Chair
Christopher R. Marshall (University of Melbourne)
Panellists
Kristijan Poljanec (University of Zagreb), Georgia Gerson (University of York), Zoran Poposki (The Education University of Hong Kong)
EU Crypto art market after MiCA Regulation
Kristijan Poljanec (University of Zagreb)
The European Union (EU) has recently adopted its first law on crypto-assets – the Markets in Crypto-Assets Regulation (MiCA) – aiming to provide legal clarity for an expanding, yet poorly regulated crypto market. However, the significant part of the crypto-art market has been left outside MiCA, as it will not apply to crypto-assets that are unique and not fungible with other crypto-assets (NFTs), including digital art and collectibles, alongside crypto-assets representing services or physical assets that are unique and non-fungible (e.g., NFTs representing physical paintings). On the other hand, MiCA will apply to fractions of NFTs, NFTs issued in a large series or collection, and other NFTs which are de facto fungible or not unique (FTs). The rationale behind this exclusion is the need to restrict MiCA’s scope of application to highly traded generic tokens and, thereby, limit the financial risks of their use to holders and the financial system.

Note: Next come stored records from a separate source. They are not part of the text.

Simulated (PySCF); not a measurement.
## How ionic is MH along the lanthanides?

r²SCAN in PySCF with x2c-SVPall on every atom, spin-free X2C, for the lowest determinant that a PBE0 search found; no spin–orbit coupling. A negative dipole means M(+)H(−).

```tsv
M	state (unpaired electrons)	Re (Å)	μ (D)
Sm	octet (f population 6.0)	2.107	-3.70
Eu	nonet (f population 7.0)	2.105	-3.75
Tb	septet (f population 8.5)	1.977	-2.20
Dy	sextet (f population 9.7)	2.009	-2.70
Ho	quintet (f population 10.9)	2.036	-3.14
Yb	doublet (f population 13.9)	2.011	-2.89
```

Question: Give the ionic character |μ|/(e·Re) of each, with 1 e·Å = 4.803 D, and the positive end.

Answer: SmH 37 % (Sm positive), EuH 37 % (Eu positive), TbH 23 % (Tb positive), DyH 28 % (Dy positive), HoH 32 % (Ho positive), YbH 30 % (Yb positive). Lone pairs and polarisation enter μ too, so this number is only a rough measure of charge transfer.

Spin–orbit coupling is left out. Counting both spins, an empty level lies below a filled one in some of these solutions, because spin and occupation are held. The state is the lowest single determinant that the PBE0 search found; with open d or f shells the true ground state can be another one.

Therefore, whereas art-related fungible (interchangeable) tokens such as tokenized generic fractions of artworks and NFTs collectibles of avatars shall arguably be subject to MiCA’s far-reaching requirements, unique art-related NFTs shall be arguably covered by the current general EU financial services regulations, notably the Markets in Financial Instrument Directive (MiFID II) and the Payments Services Directive (PSD2). Nonetheless, art-related FTs will be covered by MiCA unless they simultaneously fall under the category ‘negotiable instruments’ from MiFID II, and unique art-related NFTs will be covered by the current financial regulation only to the extent they fit within the general concept of ‘negotiable instrument’ or ‘payment services’, both notions being rather vague and interpreted differently across EU. If, however, unique NFTs do not fit within these concepts, their legal qualification and the applicable legal regime for their issuance, trade and supervision is entirely uncertain.
This paper covers the implications of this new law for the EU crypto-art market, aiming to deliver a systematic legal study of the post-MiCA market by, firstly, reviewing MiCA solutions for crypto-art and, secondly, exploring different legal regimes that should apply to the issuance, public offer, accompanying services, and transfer of different types of the excluded crypto-art, most notably unique NFTs. In this regard, comparative US and Swiss solutions will be analyzed, and some ideas will be made to improve the current state. It is argued that the new ‘multi-tier’ or parallel approach to regulating crypto-art should be replaced by a single solution for crypto-art, as the new regime has created a highly complex and fragmented legal framework, resulting in even more legal conundrums than before, and leaving the EU crypto-art issuers and traders in a kind of legal limbo between the general EU capital market law, most notably securities law, and Member States’ laws.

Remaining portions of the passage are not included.